Foreign Affairs Minister Nikos Dendias spoke of the necessity of a united front by Greek political forces and society that will allow Greece to face its challenges successfully in the future, in an interview to Action24Press published on Saturday.
“As Greeks, it is necessary to be of the same mind, to have a sense of where the country should head” in terms of future progress, Dendias said. If this happens, “then Greece will have the necessary human resources to face any challenge, regardless of its extent,” otherwise “there will be a great problem,” he said. Along these lines, he noted, the government has tried to create a political climate of national communication and mutual understanding with other parties, by briefing them regularly and explaining the reasons for actions. “This is a model we can convey to society” as well, he said.
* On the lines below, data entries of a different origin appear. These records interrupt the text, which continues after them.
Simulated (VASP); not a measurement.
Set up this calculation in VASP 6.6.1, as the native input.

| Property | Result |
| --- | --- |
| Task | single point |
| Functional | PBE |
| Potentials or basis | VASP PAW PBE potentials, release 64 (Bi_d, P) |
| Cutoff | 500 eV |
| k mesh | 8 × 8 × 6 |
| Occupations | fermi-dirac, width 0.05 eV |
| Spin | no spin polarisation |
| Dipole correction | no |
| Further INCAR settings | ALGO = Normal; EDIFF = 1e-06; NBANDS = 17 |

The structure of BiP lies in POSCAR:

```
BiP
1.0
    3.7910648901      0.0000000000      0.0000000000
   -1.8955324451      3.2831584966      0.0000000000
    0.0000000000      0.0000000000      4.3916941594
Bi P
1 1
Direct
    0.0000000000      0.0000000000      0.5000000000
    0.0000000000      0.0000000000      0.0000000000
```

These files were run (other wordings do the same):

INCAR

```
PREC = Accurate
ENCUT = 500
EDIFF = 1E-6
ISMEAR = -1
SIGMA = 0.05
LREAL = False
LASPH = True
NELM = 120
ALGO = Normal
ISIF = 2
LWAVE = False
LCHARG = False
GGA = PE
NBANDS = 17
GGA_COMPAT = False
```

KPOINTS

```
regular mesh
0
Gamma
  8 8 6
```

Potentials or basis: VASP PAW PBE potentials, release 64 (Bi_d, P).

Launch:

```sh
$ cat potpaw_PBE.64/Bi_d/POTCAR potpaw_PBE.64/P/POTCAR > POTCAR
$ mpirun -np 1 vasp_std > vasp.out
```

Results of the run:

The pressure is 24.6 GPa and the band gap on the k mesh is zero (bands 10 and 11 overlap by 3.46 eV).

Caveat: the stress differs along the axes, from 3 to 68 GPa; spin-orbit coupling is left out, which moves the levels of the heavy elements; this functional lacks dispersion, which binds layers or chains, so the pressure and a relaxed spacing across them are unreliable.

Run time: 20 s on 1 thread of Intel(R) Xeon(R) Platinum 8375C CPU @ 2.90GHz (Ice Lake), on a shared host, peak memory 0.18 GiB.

Dendias spoke also of relations with neighboring Turkey, and of Greece’s foreign policy line not to turn disagreements into personal attacks but to react calmly within the framework of International Law. “We are not an expansionist country, we claim nothing of anyone, we want a European framework, a space of democracy and protection of human rights,” he explained, adding that respecting human beings is the optimal for Greek society. He expressed the hope that one day Turkish society would also reach the same conclusion.
Commenting on the so-called Turkish-Libyan marine zone memorandum, which he said was without legal merit, the Greek FM noted that it signaled a great threat for Greece to be cut off from the sea. The event led to a change in foreign policy, a maturation point shared to a degree by Greek society. This realization led to the understanding that Greece had to develop a more complex way of dealing with issues, beyond the simplistic “I disagree with Turkey” and “I am right, and the international community will award me my rights.”
Dendias reiterated Greece’s support of an independent European defense force. Greek society should have the confidence that Greece can defend its sovereignty on its own, if necessary, without this meaning it will not also be expanding its network of alliances as widely as possible.
Among other issues he raised, Dendias said that it would be difficult for Russia to overturn the climate it has created and convince smaller countries around it that it does not threaten them, and he expressed little hope of the current leadership making such an effort.
He also spoke of the efforts by the Foreign Affairs Ministry to promote investments, “trying to introduce as many good foreign practices as possible, and to bring the country in contact with investment destinations.” He cited the economic relations Greece has built with Israel and the United Arab Emirates as examples, saying that “All these are important results of a policy that sees beyong the narrow zone of ‘Turkey’ or ‘North Macedonia’ or ‘Albania’.”
In terms of the Western Balkans, he said that incorporating the region safely into the European Union is in Greece’s long-term interest, despite the challenges of bringing the countries of the region within the European framework. Greek society’s historic mission is to help these countries become part of Europe, he underlined, and Greece must focus on the greater picture at large rather than on smaller disagreements. These countries will find it challenging to build up their economies, democracy, and institutions outside the EU, Dendias noted.
Greece’s foreign policy must be extensive and work at several levels, one of which should be the protection of the environment and the marine environment in particular, Dendias said, referring to Greece’s hosting of “Our Ocean Conference,” a US initiative, that serves both the seas of the planet and Greece’s national interests by providing a framework of protecting the open seas.